Fantastic article -as always. Regarding the top-down analysis: I was a bit surpr...

yvdriess · 2025-07-07T09:47:17 1751881637

Take front end bound with a grain of salt. Frequently I find a backend backpressure reason for it, e.g. long-tail memory loads needed for a conditional branch or atomic. There are limitations to sampling methods and top down analysis, consider it a start point to understanding the potential bottlenecks, not the final word.

fschutze · 2025-07-07T11:08:30 1751886510

Interesting. You realize this by identifying the offending assembly instructions and then see that one operands comes from memory?

yvdriess · 2025-07-09T15:56:25 1752076585

There's no single good way, but yes as you said, logical deduction based on the surrounding instructions and their hardware counters is a way to do it. Instruction B might be collecting a ton of hardware counted cycles, but it could be because instruction A it depends on is slow. Sometimes, those dependencies are even implicit, since x86 is in-order commit some instructions like lock/atomics have implicit and dynamic dependencies based on what is in the reorder buffer at the time.

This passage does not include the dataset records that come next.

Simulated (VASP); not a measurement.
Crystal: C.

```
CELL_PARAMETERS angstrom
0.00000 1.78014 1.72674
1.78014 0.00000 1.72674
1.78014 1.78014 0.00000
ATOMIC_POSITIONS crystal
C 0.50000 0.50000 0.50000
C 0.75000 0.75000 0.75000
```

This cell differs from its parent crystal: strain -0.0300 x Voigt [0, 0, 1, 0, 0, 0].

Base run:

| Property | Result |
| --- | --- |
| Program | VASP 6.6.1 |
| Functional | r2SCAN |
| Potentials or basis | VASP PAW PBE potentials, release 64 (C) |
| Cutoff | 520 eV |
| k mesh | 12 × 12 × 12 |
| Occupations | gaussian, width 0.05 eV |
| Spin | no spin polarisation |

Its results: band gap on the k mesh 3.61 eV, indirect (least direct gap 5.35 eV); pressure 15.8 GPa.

To give a concrete example I encountered analysing a GC: traversing the object graph in a loop means calculating the address of an object, loading that object, doing some work on it and then grabbing the bits to calculate the children to visit next. This creates a long brittle chain of data-dependent conditionals, depending on a calculation that eventually came from a much earlier load. That conditional branch might be 30/70 taken/untaken, so the branch predictor often does not speculate, reducing the ILP and making it harder to hide the load's latencies. Now, dear Watson, would you say the blame is to the front end? There are no stalls when all the loads go to fast cache, only when there is the occasional remote LLC hit, DRAM hit or god forbid cross-NUMA hit. What if I tell you that there's an atomic operation to mark the object as visited, which is fast in itself but can only be issued when all prior loads have completed and stops from newer instructions to be issued while it hasn't been committed.

You need to look at a whole bunch of surrounding instructions and a variety of hardware counters to start forming a picture. Insert Always Sunny in Philadelphia meme with the red wire crime board here.